The recommended weaving patterns, the welding gun motions and bead sequences in horizontal position are illustrated in the two illustrations below. For butt weld root passes and fill passes, a zig-zag motion like a saw tooth is used with bead width adjustment as required. The operator must take care of pausing at the side walls to obtain an adequate tie-in to the base metal or to the previous weld bead. In the horizontal position for fillet welds a circular motion of the electrode tip is recommended.

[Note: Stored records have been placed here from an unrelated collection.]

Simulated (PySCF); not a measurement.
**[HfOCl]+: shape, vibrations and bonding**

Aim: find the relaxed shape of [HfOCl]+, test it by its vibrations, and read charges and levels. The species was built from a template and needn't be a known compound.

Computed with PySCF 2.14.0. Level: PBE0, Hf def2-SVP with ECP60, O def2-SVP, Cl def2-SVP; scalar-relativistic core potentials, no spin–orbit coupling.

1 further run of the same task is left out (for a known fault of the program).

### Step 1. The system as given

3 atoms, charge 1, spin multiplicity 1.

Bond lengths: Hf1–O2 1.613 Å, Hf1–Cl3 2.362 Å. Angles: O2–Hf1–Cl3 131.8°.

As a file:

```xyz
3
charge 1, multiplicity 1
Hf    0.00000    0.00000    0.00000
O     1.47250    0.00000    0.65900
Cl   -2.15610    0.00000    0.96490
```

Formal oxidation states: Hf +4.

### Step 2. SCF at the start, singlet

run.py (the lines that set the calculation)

In the vertical position, a back and forth weave is recommended for the weaving patterns, the welding gun motions and the bead sequences for light gauge material with a square edge butt joint. In a bevelled multi-pass joint, root passes are performed with small weaving in a U pattern like a pendulum, cover passes are carried out by using a side weave with a backstep in the size of the wire diameter at the walls. For vertical up fillet weld a Christmas tree pattern is recommended with pauses at the side walls. In the vertical down welding, an upside down U pattern with pauses at the side walls is used. In vertical down welding the weld puddle tends to flow down ahead of the electrode tip and therefore the travel speed must be high enough so that the molten metal flowing down does not take place between the electrode tip and the base metal. In this case it is possibile that the arc can not melt the base metal to obtain adequate binding to the base metal. The welder must take care of pausing at the side walls to obtain adequate tie-in to the base metal. For vertical up fillet weld a Christmas tree pattern is recommended with pauses at the side wall.
The recommended weaving patterns, the welding gun motions and bead sequences in the overhead welding are illustrated in the illustration overleaf. Overhead welding of butt bevelled joint is performed with a regular zig-zag pattern with pauses at the side walls. For the overhead fillet weld as well as in the vertical up fillet weld a Christmas tree pattern is recommended with pauses at the side walls.